The origin of Superheroes: X-Statix

https://en.wikipedia.org/wiki/X-Statix

X-Statix are a fictional team of mutant superheroes appearing in American comic books published by Marvel Comics. The team was specifically designed to be media superstars. The team, created by Peter Milligan and Mike Allred, first appears in X-Force #116 and originally assumed the moniker X-Force, taking the name of the more traditional superhero team, who appear in #117 claiming to be "the real X-Force."

n 2001, the X-Men family of titles were being revamped by the newly appointed Marvel Comics editor-in-chief Joe Quesada, with the aim to make the titles more critically and commercially successful. Former Vertigo editor Axel Alonso hired writer Peter Milligan, best known for his surreal, post-modernist comics such as Rogan Gosh and Shade, the Changing Man, and Madman artist Mike Allred, as the new creative team for X-Force, starting with issue #116. Prior to Millgan and Allred's first issue, X-Force sold well[1] but, hadn't been the critical success Quesada wanted.[citation needed]

Milligan and Allred completely revamped the series, designing a team more akin to popstars or reality TV contestants than the gritty, violent paramilitary group originally portrayed in the series. The title was laced with Milligan's satirical take on the superhero team as well as general cynicism toward the entire genre. Milligan and Allred would regularly play with killing off the title characters: In their first issue, they wiped out the entire team with only two exceptions. This dramatic revision of the series was not universally accepted. Many readers wanted "their" X-Force back, a complaint Milligan later parodied in the pages of the title.[2] However, the title was receiving mainstream media coverage in titles like Rolling Stone.[citation needed]

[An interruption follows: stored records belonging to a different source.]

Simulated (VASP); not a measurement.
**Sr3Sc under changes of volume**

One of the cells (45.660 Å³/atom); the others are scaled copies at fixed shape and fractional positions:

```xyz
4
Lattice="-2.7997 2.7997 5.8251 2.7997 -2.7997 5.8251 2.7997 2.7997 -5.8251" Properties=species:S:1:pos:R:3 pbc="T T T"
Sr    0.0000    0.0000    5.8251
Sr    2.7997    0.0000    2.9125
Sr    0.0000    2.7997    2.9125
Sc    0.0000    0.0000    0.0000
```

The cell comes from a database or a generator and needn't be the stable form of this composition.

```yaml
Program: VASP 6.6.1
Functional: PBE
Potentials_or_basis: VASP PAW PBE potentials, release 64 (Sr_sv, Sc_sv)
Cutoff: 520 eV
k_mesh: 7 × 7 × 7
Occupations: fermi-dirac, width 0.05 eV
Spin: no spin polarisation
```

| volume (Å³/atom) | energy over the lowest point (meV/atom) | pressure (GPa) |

X-Force was canceled with issue 129 in 2002 and renamed X-Statix; it restarted with a new issue #1. X-Statix carried on the same themes as X-Force, but with an increasingly satirical tone. Milligan planned to deploy Princess Diana as a character in a story-arc beginning in X-Statix #13: she was slated to return from the dead as a mutant superhero. However, when news of this leaked out to the media, a series of objections followed, most notably from the British tabloid newspaper The Daily Mail.[3][4] Quesada and Marvel announced[citation needed] that they would alter the character, replacing her with a fictional pop star named Henrietta Hunter.